The next day, Leah takes their wagon to school. Something is not right. Kids aren’t rushing around playing. She looks for Jefferson (p. 20):
His face is framed by thick, black hair and a long, straight Cherokee nose he got from his mama. An old bruise yellows the sharp line of his cheekbone.
Debbie's comments:
Noting he is Cherokee and wondering how that will play out as I keep reading.

Jefferson has a newspaper in hand and tells her that gold has been discovered in California. It says that President Polk announced the discovery. Because gold is everywhere, Leah wonders how much is in California, such that the President would announce it. She tells him she thinks that everyone in the town, Dahlonega, are going to go to California. Dahlonega “was built on a gold rush of its own” (p. 21).

Debbie's comments:
Dahlonega. Sounds like a Native word. Carson tells us that Dahlonega was built on a gold rush but again, doesn't tell readers who that land belonged to. I'll look up history of that town. 

Jefferson thinks there’s plenty of gold out there and says “someone like me could…” We learn (by way of narration) that his dad is a “mean Irish prospector” and that is mom is “a sweet Cherokee mama who fled with her brothers ten years ago, when the Indians were sent to Oklahoma Territory” (p. 21). Nobody in town blames her for taking off.  His “someone like me” means (p. 22):
“a stupid, motherless Injun,” which is one of the dumber things people call Jefferson, if you ask me, because he’s the smartest boy I know.

Debbie's comments: 
Oh... this is interesting. His mom "fled" in 1839 when they were "sent" to Oklahoma Territory...  I think that's soft-pedaling what happened. Both words are accurate, but both also obscure the violence and the very important history of the Cherokee Nation's long fight to keep their land, that they ended up in the Supreme Court who ruled in their favor, that President Jackson ordered their removal! Cherokee's fled, but they were being chased by armed soldiers and the militia, too. I'm not sure why her son stayed behind. I'll dig in to some materials and see how that could have worked. It is possible, of course, but here's where I get into plausibility. 

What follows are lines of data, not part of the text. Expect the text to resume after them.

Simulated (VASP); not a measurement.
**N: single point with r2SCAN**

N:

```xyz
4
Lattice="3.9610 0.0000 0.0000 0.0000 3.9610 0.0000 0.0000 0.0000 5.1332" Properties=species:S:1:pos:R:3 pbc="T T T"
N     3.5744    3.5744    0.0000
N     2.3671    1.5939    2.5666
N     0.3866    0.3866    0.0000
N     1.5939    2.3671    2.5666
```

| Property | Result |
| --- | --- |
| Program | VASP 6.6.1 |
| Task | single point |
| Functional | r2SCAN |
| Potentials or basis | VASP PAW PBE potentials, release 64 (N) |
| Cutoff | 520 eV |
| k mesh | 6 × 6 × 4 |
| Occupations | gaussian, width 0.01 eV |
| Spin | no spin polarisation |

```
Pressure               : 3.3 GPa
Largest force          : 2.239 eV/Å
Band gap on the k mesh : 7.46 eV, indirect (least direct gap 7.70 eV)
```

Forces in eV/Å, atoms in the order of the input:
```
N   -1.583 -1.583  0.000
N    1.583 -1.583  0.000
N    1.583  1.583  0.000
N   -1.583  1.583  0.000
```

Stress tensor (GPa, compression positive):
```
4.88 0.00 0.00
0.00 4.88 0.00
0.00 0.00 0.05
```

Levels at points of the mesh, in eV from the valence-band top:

That said, my gut clenches to think of Jefferson heading west to seek gold. Is he going to do to California Indians what was done to Cherokees? 

Good that Carson pushes back right away on the "stupid Injun" but wondering what it adds to the story to have it there in the first place. Right now it seems like it serves to make Leah out to be A Good White Person (using caps there, thinking of Anne Sibley O'Brien's comment to my post about dinner with Deborah Wiles).

Leah and Jefferson talk about how much it would cost for them to head to California. He invites her to go with him, that they can tell people they’re married, or a brother and sister. As she heads home after school, she thinks about marriage, and Jefferson. She hears two shots and when she gets home discovers someone has killed her dad. Her mom is also shot and tells her to trust someone, that they were wrong to be alone as they have been. She tells her to run, and then dies.


Chapter Four

Leah grabs a gun and heads to the McCauley homestead, seeking Jefferson. At his house, his dad is drunk. She finds Jefferson at the woodshed, chopping wood. He tells her that everyone in town thinks her dad has a stash of gold and that once they hear of his death they’ll be there, looking for it. Leah tells him it is true.  When they get to her house, she stays outside while Jefferson goes in to look around. As she waits, she can’t feel the hum of her gold sense and realizes the bag of gold dust is gone.


Chapter Five

Inside, she lifts the floorboards where they kept the bag. It is gone. It was worth over a thousand dollars.  She finds the nugget and gives it to Jefferson.  He says he wishes she had trust him with their secret and she thinks of how much else he doesn’t know (about her gold sense). The next few days are a blur. Nobody else’s home has been bothered, so the Sheriff thinks it was just someone passing through who had heard the stories of their stash. Finding nothing, that person kept on going.  

The day of her parents’ funeral, Jefferson tells her he’s going west and wants her to go with him. With her gold sense, she thinks that “California is the Promised Land” (p. 46) but thinks she can’t leave her home. Jefferson goes on without her, saying he’ll wait for a while, in Independence, Missouri.


Chapter Six

Leah goes to the funeral service for her parents. People are stirred up but it isn't about the death of her parents; it is about the news of gold in California.  Jefferson's dad is at the funeral. After the funeral he asks her if she knows where Jefferson is, but she doesn't tell him that Jefferson is on his way to Independence. Her Uncle is at the funeral, too, and she spots his revolver. She recognizes it as like the one her dad had. She figures out he is the one who killed her parents. He moves into their house. She decides to go to California.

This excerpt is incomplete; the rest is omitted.